RALEIGH – Michael Mandel, chief economist for Business Week, fired a shot across the bows of the economic-statistics establishment with a cover story for the magazine that challenges the basic assumptions behind standard measurements of gross domestic product, investment, and government budgets. It may not be persuasive in every detail – or persuasive at all, judging from some of the reader comments on the website (nice use of interactivity, by the way) – but Mandel surely deserves credit for shaking things up.

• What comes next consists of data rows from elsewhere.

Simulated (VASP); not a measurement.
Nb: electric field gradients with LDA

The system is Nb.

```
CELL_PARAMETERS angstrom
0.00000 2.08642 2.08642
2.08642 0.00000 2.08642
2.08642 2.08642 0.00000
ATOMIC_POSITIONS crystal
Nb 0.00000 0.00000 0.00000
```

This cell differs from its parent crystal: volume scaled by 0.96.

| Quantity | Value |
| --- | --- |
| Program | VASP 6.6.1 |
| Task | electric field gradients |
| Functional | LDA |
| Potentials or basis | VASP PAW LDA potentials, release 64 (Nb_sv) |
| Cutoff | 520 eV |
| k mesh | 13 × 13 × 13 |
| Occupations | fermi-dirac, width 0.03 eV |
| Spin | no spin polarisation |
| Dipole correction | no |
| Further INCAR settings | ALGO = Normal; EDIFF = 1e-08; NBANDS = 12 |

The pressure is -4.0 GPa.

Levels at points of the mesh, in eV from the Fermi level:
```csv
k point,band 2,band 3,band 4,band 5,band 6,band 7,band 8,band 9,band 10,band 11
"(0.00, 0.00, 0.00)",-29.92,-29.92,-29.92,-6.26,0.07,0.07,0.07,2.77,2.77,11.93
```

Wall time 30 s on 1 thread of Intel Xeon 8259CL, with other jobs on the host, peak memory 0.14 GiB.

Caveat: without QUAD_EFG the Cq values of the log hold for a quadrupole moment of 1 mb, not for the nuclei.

His point isn’t brand new. Economists who study human-capital theory and authors interested in tax reform have already discussed the extent to which traditional ways of measuring investment exhibit a bias in favor of physical and financial capital and against the formation of human capital. Spending money on a new machine or factory is typically counted as investment. Spending money on education or training is typically not counted as investment. How come?
Mandel’s piece excels in putting this issue in the context of national debates about recent economic history, budget deficits, and trade deficits. “Intangibles such as research and development, training, education, and exports of knowledge are poorly tracked by today’s statistics,” he writes. Among the implications he discusses:
• Investment is rising as a share of the economy, not falling as some worrywarts in the media claim. The adjusted figure was 23.8 percent in the 1970s, rising to 25.1 percent now (the unadjusted share represented by investment is 18.3 percent now).
• The current-account deficit, or trade deficit in common parlance, is considerably smaller than people think (because, among other things, it does not properly account for American exports of knowledge via training and information). One researcher Mandel quotes is arguing that, adjusting for knowledge exports, the deficit disappears altogether if measured across multiple years.
• The personal-savings rate in 2005 was positive, not negative as widely reported. Actually, there are many reasons why the savings-rate data paint a distorted picture, not just the ones Mandel provides. And even if correctly measured, the rate is still lower than it would be in the absence of government’s punitive taxation of savings and investment, I would contend.
• The non-investment portion of the federal budget is in balance, not in deficit. The investment portion – including capital assets – is certainly not, but the argument is that borrowing money to build capital assets is a far different proposition from borrowing money for current consumption. This argument is true, though in the wrong hands it could be misused to reclassify all sorts of wasteful spending as “investment” and fuel government growth.
• Most ingeniously, Mandel contends that correctly measuring human capital in the economy would depict the 2001 recession as being more severe, and today’s economic growth more robust, than the old statistics would lead us to believe. I’m not sure I buy this one yet, but it is certainly a notion worth chewing on.
Reworking the standard measurements of economic activity will generate opposition from a variety of camps. Some will argue that the resulting disruptions won’t be offset by policymaking benefits. Others will debate the finer points (and they should). But if you want some clues about what is likely to be a major, if under-the-radar, debate among officials and academics in the coming years, Mandel’s primer should come in handy.
Hood is president of the John Locke Foundation.